How do I speed up an optimized CPU-bound process that runs within a parallelized program in Python?

Question

A Python program of mine uses the multiprocessing module to parallelize iterations of a search problem. Besides doing other things, each iteration loops over a CPU-expensive process that is already optimized in Cython. Because this process gets called multiple times while looping, this significantly slows down the total runtime.

What is the recommended way to achieve a speed-up in this case? As the expensive process can't be further CPU-optimized, I've considered parallelizing the loop. However, as the loop lives in an already parallelized (by multiprocessing) program, I don't think this would be possible on the same machine.

My research on this has failed to find any best practices or any sort of direction.

Answer 1

As a quick way to see if it might be possible to optimize your existing code, you might check your machines CPU usage while the code is running.

If all your cores are ~100% then adding more processes etc isn't likely to improve things.

In that case you could

1 - Try further algorithm optimisation (though best bang for the buck is to profile your code first to see where it's slow). Though if you've already been using Cython then likely this might have limited returns

2 - Try a faster machine and/or with more cores

Another approach however (one that I've used) is instead to develop a serverless design, and run your CPU intensive, parallel parts of your algorithm using any of the cloud vendors serverless models.

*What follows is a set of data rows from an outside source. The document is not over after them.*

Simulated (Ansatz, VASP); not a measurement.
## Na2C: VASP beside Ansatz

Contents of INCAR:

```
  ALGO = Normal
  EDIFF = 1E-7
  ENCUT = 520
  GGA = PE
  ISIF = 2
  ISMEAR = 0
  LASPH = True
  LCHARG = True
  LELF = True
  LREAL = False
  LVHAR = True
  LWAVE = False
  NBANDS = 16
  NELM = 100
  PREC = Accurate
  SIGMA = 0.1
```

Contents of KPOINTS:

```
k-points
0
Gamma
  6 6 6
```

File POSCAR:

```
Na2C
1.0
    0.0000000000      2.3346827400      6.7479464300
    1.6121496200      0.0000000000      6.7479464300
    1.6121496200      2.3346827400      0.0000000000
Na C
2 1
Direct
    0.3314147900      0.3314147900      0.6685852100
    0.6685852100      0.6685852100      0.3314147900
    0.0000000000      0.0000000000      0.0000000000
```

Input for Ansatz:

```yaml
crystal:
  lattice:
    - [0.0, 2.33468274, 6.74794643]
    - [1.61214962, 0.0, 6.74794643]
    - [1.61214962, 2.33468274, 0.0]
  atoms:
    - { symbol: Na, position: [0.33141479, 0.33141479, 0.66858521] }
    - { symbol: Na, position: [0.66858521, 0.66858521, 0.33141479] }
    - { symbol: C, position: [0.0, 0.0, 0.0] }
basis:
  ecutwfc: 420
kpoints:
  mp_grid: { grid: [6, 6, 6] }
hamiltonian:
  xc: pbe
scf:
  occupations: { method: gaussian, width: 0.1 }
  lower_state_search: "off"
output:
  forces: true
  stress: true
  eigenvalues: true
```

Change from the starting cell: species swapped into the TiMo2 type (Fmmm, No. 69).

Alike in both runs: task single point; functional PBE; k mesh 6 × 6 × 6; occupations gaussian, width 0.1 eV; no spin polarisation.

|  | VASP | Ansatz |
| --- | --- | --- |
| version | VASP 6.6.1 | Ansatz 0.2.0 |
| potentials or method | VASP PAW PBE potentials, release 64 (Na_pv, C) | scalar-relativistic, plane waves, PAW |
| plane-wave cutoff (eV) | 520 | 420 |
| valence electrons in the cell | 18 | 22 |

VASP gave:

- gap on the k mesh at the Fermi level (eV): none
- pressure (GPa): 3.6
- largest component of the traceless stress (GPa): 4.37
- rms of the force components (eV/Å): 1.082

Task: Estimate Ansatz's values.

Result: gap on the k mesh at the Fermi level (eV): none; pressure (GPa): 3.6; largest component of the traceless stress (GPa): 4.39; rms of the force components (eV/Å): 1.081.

I've personally used AWS lamda, where we parallelized our code to run with 200+ simultaneous lambda processes, that is roughly equivalent to a 200+ core single machine.

For us, this essentially resulted in a 50-100 times increase in performance (measured as reduction in total processing time) compared to running on a 8-core server.

You do have to do more work to implement a serverless deployment model, and then wrapper code to manage everything, which isn't trivial. However the ability to essentially scale infinitely horizontally may potentially make sense for you.